As a result, the front month West Texas Intermediate (WTI) crude futures moved down 3% (or $2.03) to end at $65.01 per barrel yesterday – the lowest settlement since Jun 6.

Investors Dump Energy Stocks

The federal data sparked widespread selling in energy stocks, which pushed the Energy Select Sector SPDR – an assortment of the largest U.S. energy companies – down more than 3.5% Wednesday.

The two energy representatives in the 30-stock Dow Jones industrial average, ExxonMobil (XOM - Free Report) and Chevron (CVX - Free Report) lost 1.8% and 3.8%, respectively, yesterday. Meanwhile, some of the biggest casualties of the S&P 500 were oil and oil-related stocks like Diamond Offshore Drilling, Inc. (DO - Free Report) , Marathon Oil Corporation (MRO - Free Report) , Anadarko Petroleum Corporation and EOG Resources, Inc. (EOG - Free Report) .

Analysis of the EIA Data

Crude Oil: The federal government’s EIA report revealed that crude inventories jumped by 6.8 million barrels for the week ending Aug 10, following a decrease of 1.4 million barrels in the previous week. The analysts surveyed by The Wall Street Journal had expected crude stocks to go down some 2.4 million barrels.

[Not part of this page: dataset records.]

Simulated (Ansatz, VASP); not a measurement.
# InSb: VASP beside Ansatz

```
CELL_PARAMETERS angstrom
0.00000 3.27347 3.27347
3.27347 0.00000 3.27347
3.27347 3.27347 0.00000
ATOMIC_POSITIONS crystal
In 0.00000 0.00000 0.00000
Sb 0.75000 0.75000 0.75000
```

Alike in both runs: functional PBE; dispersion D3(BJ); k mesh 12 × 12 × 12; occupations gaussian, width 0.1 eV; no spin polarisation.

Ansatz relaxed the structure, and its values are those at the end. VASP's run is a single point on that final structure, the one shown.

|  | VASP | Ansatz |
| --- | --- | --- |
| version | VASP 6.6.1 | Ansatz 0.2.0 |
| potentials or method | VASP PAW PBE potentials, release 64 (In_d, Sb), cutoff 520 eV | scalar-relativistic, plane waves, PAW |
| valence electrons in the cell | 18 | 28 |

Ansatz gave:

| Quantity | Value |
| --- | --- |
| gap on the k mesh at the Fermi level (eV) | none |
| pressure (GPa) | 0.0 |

Strong domestic production and sharp rise in imports led to the surprise stockpile build with the world's biggest oil consumer even as refiner demand rose to a record high. In particular, output in the United States have climbed sharply on increased production from shale formations to remain over the 10 million barrels a day threshold since early February.

Moreover, stocks at the Cushing terminal in Oklahoma – the key delivery hub for U.S. crude futures traded on the New York Mercantile Exchange – rose 1.6 million barrels to 23.4 million barrels.

Despite last week’s shock increase, oil inventories have generally trended lower in a year and a half. In fact, stockpiles have shrunk in 47 of the last 71 weeks and are down more than 50 million barrels in the past year. The gradual fall has helped the U.S. crude market shift from year-over-year storage surplus to a deficit. At 414.2 million barrels, current crude supplies are 11% below the year-ago figure though stocks have risen 1% above the five-year average.

The crude supply cover was up from 23.4 days in the previous week to 23.6 days. In the year-ago period, the supply cover was 26.7 days.

Gasoline: Gasoline supplies were down for the sixth time in seven weeks on stronger demand. The 740,000 barrels draw – above the polled number of 500,000 barrels fall in supply level – took gasoline stockpiles down to 233.1 million barrels. Despite last week’s decline, the stock of the most widely used petroleum product still remain 0.9% above the year-earlier level and is 5% over the five-year range.

Distillate: Distillate fuel supplies (including diesel and heating oil) soared 3.6 million barrels last week. Meanwhile, analysts expected the supply level to increase by 700,000 barrels. The third weekly rise in a row could be attributed to lower demand. Nevertheless, at 129 million barrels, current supplies are 13% below the year-ago level and 8% lower than the five-year average.

Refinery Rates: Refinery utilization was up by 1.5% from the prior week to 98.1% - the highest in 20 years.

About the Weekly Petroleum Status Report

The Energy Information Administration (EIA) Petroleum Status Report, containing data of the previous week ending Friday, outlines information regarding the weekly change in petroleum inventories held and produced by the U.S., both locally and abroad.

The report provides an overview of the level of reserves and their movements, thereby helping investors understand the demand/supply dynamics of petroleum products. It is an indicator of current oil prices and volatility that affect the businesses of the companies engaged in the oil and refining industry.